A castle-like tower honors clubwomen who saved the Palisades.
On Performing Arts Day in 2020, we gave out leaflets with the history of the Monument.
The Castle
Click on the picture to download your copy.
The watchtower was dedicated on April 30, 1929. A commemorative plaque on the tower reads:
“This Federation Memorial Park and this structure are dedicated to the successful efforts of the New Jersey State Federation of Women’s Club and of these men and women who aided in the opening years of the twentieth century in preserving these Palisades cliffs from destruction for the glory of God who created them and the ennobling of the generations which may henceforth enjoy them.”
The History
A monument that looks like a little castle sits on a hilltop in Palisades Interstate Park. It’s a tribute to the vision and hard work of the New Jersey State Federation of Women’s Clubs
The Palisades are a line of cliffs along the west side of the Hudson River. The word Palisades come from the Latin word palus, meaning a stake. To a soldier, a palisade is a defensive wall made up of stakes or tree trunks. The Lenape Indians called the Palisades “rocks that look like rows of trees,” and their Indian word for that was Weehawken.

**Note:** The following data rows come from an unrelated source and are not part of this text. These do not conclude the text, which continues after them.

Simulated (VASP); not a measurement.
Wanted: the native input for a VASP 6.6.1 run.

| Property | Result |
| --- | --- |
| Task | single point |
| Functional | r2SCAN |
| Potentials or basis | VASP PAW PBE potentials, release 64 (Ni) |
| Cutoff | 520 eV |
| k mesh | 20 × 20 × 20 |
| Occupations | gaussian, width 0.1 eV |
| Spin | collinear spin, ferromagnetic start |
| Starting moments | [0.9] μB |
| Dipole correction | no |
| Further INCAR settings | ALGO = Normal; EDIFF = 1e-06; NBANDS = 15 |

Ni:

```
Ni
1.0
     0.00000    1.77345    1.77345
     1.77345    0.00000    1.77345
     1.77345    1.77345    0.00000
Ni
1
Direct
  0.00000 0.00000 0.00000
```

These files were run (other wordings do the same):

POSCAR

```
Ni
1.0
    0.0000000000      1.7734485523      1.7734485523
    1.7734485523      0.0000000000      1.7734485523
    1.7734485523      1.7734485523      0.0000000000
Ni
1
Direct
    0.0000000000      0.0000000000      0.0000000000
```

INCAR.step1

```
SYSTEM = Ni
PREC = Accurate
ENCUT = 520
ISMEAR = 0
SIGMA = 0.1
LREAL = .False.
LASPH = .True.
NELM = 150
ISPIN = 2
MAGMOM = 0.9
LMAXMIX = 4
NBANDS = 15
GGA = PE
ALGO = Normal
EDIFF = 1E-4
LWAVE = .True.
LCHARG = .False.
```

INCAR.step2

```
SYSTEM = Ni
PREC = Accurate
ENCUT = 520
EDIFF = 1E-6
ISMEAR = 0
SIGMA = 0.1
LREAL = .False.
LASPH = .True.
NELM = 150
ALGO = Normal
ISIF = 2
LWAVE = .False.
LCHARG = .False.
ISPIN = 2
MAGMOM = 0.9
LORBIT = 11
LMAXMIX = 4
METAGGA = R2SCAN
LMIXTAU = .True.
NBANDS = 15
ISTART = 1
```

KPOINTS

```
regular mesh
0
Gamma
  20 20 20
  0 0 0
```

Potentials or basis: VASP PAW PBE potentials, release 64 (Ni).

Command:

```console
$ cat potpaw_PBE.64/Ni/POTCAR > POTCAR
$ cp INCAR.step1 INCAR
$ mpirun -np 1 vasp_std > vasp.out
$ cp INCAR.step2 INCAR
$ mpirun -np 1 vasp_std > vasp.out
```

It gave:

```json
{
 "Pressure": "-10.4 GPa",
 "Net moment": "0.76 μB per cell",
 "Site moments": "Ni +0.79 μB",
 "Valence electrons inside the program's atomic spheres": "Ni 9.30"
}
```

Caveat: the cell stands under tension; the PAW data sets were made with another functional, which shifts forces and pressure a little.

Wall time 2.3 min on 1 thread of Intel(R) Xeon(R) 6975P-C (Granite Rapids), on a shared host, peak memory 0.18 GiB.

Two hundred million years ago, the Palisades were created by Mother Nature, a strong woman. Just 120 years ago, it took a few more strong women to save them from destruction.
The Palisades cliffs are made of diabase, a valuable volcanic rock similar to basalt, that erupted in a weak spot beside the river. Diabase has many industrial uses — it goes into concrete and roadbeds, and it’s the rock packed under railroad ties. By the 1890s, there were half a dozen quarrying companies along a 12-mile stretch of the river, and there was real concern that the cliffs could be dynamited out of existence.
The Woman’s Club of Englewood decided to take up the cause. They rallied the other women’s clubs in the state, began a letter-writing campaign, and enlisted the help of their inUuential husbands. They even convinced the New Jersey State Federation of Women’s Clubs to hold its 1897 convention in New Jersey and brought the leaders out in a yacht to view the devastation. But the quarries just speeded up the destruction — in March 1888, three tons of dynamite brought down Washington Head and Indian Head in Fort Lee.
Although the quarries were big business, the women kept up the pressure on state legislatures. They succeeded in getting the governors of New York and New Jersey to form the Interstate Park Commission. J.P. Morgan helped buy out the quarries, and the women’s clubs raised funds to buy land along the Palisades. At last the destructive dynamiting came to a halt, and Palisades Interstate Park was created.
Today, if you walk along an easy hiking path called Women’s Heritage Trail, you’ll come to 50 acres known as Federation Park, in honor of the New Jersey Federation of Women’s Clubs. And in the center, you’ll see a quaint stone watchtower overlooking the Hudson. It looks like a small castle, and it’s built to resemble the ancient watchtowers that guarded the Rhine in Germany. The tower honors the women who guarded the river that poets called America’s Rhine — the women who stopped the quarrying industry from blasting apart the Palisades cliffs.
The watchtower is assembled with massive stone bricks. That may not seem feminine, but it couldn’t be more appropriate to honor the strength of the many women who assembled to build a scenic park that would last for generations to come.